Generating an Embedding

result = genai.embed_content(model="models/text-embedding-004", content="What is the meaning of life?")
str(result)[:100]
e = L(result['embedding'])
e

Generate More Embeddings

sentences = [
    "Why do we exist?",
    "What's the purpose of existence?",
    "What is the meaning of cookies?",
    "How do I bake cookies?",
    "What's the meaning of life?"
]

Get an embedding for each sentence:

def embed(s): return genai.embed_content("models/text-embedding-004", s)
ems = L(sentences).map(embed)
ems

Convert the embeddings to numpy arrays:

vectors = L(ems).attrgot('embedding').map(np.array)
vectors

Cosine Similarity

def cos_sim(a,b): 
    "Normalized dot product of 2 embedding vectors"
    return (a@b)/(np.linalg.norm(a)*np.linalg.norm(b))
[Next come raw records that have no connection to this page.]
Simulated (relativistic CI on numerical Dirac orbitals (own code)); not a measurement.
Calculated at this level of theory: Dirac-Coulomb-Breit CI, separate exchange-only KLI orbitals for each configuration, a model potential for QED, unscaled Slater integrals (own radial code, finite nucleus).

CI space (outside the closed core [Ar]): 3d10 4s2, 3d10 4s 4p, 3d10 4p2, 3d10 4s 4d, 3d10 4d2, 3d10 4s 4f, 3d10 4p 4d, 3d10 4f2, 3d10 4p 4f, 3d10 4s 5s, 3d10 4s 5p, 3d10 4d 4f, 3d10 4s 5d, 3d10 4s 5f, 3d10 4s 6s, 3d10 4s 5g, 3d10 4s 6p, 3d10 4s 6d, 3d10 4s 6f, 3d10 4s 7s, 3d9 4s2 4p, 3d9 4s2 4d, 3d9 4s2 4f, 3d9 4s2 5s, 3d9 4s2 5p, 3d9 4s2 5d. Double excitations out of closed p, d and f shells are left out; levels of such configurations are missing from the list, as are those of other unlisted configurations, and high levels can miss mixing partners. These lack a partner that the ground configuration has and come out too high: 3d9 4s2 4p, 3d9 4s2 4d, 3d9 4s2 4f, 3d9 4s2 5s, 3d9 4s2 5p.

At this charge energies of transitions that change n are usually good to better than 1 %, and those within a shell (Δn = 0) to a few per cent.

Credit: This function is from How to Solve It With Code, Lesson 14.

I looked for a predefined version of cos_sim to import and use. The closest I found was scikit-learn's cosine_similarity function which returns a similarity matrix. In a future notebook I'd love to use that. Right now, however, I just want to see how similar 2 embeddings are.

2 Existential Questions: High Similarity

f"{sentences[0]} vs. {sentences[1]}"
cos_sim(vectors[0],vectors[1])

Existential Question vs. Cookie Question: Low Similarity

f"{sentences[0]} vs. {sentences[3]}"
cos_sim(vectors[0],vectors[3])

Meanings: Low Similarity

f"{sentences[4]} vs. {sentences[2]}"
cos_sim(vectors[4],vectors[2])

Similarity Matrix

Comparing each sentence to each other one:

sim_matrix = np.zeros((len(vectors), len(vectors)))
for i in range(len(vectors)):
    for j in range(len(vectors)):
        sim_matrix[i,j] = cos_sim(vectors[i], vectors[j])
sim_matrix

Now we can plot a heatmap of these, to build our intuition:

plt.figure(figsize=(10,8))
sns.heatmap(sim_matrix, annot=True, fmt='.2f', 
            xticklabels=sentences, yticklabels=sentences)
plt.title('Sentence Similarity Matrix')
plt.tight_layout()

Summary

Embeddings can capture meaningful semantic relationships between sentences or other text.